What are ISAs?

Putting money aside for the future is a wise move. Growing it is even better.

Individual Savings Accounts (ISAs)

ISAs are a way the UK government encourages people to save or invest for their future. You can save or invest up to £20,000 in a combination of different ISAs and any interest or growth is not subject to Income Tax or Capital Gains Tax.

Find out more about some of the different types of ISA available below.

Stocks and Shares ISAs

Investing in stocks and shares means your money could benefit from how these companies perform and increase in value. It comes with the risk that the value of your investments can reduce too.

When you invest in a stocks and shares ISA you should carefully consider not only the potential losses and gains, but also the fees and charges. Stocks and shares ISAs often come with several different types of charges, including Annual Management Charges, platform charges, charges for transferring between accounts and other fund costs.

Stocks and shares ISAs will tend to invest in an investment fund. The choice is huge and funds come with different mixes of investments. One of the most important things to consider is the trade-off between risk and reward - typically the more risk you take, the higher the potential rewards. You can get low risk funds that will invest in cash and other fixed interest investments, and others that will invest 100% in company shares. The latter will be more risky. The choice is yours as to how much risk you are comfortable taking with your money.

Lifetime ISAs

The Lifetime ISA is designed to help people buy a first home or save for retirement. It’s available in both cash and stocks and shares versions.

Anyone aged 18-39 can open one up, put in up to £4,000 per year and receive a 25% bonus from the government. That’s up to £1,000 for free. Every year, up to the age of 50. While the Lifetime ISA has its own payment limit of £4,000 per year, any payments into the LIfetime ISA are subject to the overarching £20,000 ISA subscription limit mentioned at the top of this article.

The OneFamily Lifetime ISA is invested in stocks and shares rather than saved in cash, because we believe this presents the best opportunity for growth over the longer term.

If you don’t use your Lifetime ISA for a deposit on a first home or for retirement the withdrawal is subject for a penalty of up to 20% (25% after 5th April 2021), which can mean you can get back less than you put in.

Cash ISAs

Cash ISAs work similarly to bank deposit accounts. Any interest you earn on your cash ISA savings is free from Income Tax.

The downsides of saving in cash is that Cash ISAs have offered quite low interest rates in recent years, reducing the likelihood that your savings can beat the rate of inflation. That’s why some people think it’s better to invest your money in stocks and shares.

There is also the issue of inflation. If the cash ISA interest rate is lower than the rate of inflation, then the spending power of the money is actually reducing over time (in 'real terms').

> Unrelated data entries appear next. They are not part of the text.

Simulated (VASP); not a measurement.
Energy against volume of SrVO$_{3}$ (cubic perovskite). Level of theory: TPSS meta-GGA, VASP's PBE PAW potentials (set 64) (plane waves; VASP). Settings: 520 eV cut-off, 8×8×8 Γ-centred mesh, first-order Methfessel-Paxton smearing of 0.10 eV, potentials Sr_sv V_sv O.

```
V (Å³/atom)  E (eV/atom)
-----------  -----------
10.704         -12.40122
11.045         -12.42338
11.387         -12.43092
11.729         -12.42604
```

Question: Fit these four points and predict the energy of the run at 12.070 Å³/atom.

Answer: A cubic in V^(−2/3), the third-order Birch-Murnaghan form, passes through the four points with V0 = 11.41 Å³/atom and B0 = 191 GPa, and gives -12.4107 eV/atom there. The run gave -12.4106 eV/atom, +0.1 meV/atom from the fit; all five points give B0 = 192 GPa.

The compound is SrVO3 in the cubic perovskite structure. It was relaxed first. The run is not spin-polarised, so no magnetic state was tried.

Are ISAs still worth it? We certainly think so

Cash ISAs are a tax-free alternative to traditional bank accounts and can be useful for short term savings goals.

If you’re working towards a medium or long-term savings goal, stocks and shares ISAs are a useful way to get there.

If you’re saving for a first home or for retirement and you can save £4,000 per year you could benefit from a £1,000 annual government bonus with a Lifetime ISA.

Any ISA invested in stocks and shares is subject to stock market fluctuations, so while the aim is to grow your money it is possible to end up with less than you started with.

Important information

You can only pay into one cash ISA, one stocks and shares ISA and one Lifetime ISA each tax year.

All the ISAs listed here are covered by the Financial Services Compensation Scheme, which means if the savings or investment provider fails you will automatically be compensated up to £85,000. Find out more.

You can find further information on all the different types of ISA available at gov.uk.

Please note: OneFamily do not provide investment advice. You should always remember when dealing with stocks and shares, whilst they can have good potential for returns in the long run – their values can fall as well as rise. So, there’s always a chance you could get back less than is paid in.